The head of the Iowa Alcoholic Beverages Division (ABD) expects to continue education efforts among retailers and predicts profits will level off in his second four-year term. ADB administrator, Stephen Larson, was recently reconfirmed for a second term. He says he wants to continue revamping and realigning the agency’s role in educating the people who sell alcohol in the state to help them comply with the law.
“We basically reactivated the compliance program, but the compliance program, we’ve just started to scratch the surface. So, over the next two or three years we are going to be more engaged with businesses to regulate and assist them in educating their employees on how they can sell alcohol to consumers across the state,” Larson says.

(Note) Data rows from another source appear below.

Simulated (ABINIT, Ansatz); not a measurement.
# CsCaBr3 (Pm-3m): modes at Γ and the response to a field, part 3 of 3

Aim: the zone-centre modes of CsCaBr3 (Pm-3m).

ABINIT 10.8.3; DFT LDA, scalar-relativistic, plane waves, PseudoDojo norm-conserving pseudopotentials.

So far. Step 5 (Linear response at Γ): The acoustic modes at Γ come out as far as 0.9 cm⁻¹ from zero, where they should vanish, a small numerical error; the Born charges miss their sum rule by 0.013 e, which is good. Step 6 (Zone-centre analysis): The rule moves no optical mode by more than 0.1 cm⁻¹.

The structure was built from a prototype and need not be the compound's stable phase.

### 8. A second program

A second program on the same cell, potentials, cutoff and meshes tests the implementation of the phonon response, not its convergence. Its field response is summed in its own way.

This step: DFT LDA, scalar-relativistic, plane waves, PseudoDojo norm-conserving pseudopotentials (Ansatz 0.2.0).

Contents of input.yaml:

ABD has instituted on-line training and Larson says they will continue to expand those opportunities. “We are going to move toward developing interactive programs through the web that licensees can go to get answers, to get information when they have questions,” Larson explains. He says they plan on holding forums, educational regional meetings, and plan to take time to go out and meet with license holders.
Products produced in the state have become more available through wineries and breweries and Larson says that’s led to a lot of questions about how those alcoholic products are sold. He says for example, a number of communities have festivals where they might have a 5-K run and include wineries and microdistilleries selling their product or offering samples.
Larson says IABD will be working with those communities to ensure they are following the proper regulations while allowing the industries to grow. Iowa law now allows convenience stores to sell hard liquor and Larson says that has not been a major issue. “Local officials have done a good job in determining what they feel would the appropriate number of alcohol outlets,” Larson says. “And you are getting into an alcohol-density issue, and that’s something that can be an emerging issue in the future. And local governments they’re poised to deal with that, and we work with them as a partner, because ultimately they would need to pass ordinances.”
The ABD has seen nearly a decade of sales growth, but Larson believes things are starting to level off. “We’re going to have marginal growth now, what that means in fiscal year 14 we are expecting about a 2.3-percent increase in liquor profits — where over the last seven years it’s averaged over 5, 5-and-a-half percent. So, we are expecting to have marginal growth moving forward,” Larson says.
He doesn’t expect the steady trend to change for awhile. “I do not expect that over the next three years we are going to see a five to six percent growth in liquor profits,” Larson says. The state saw a record $119.5 million in revenue in the last fiscal year.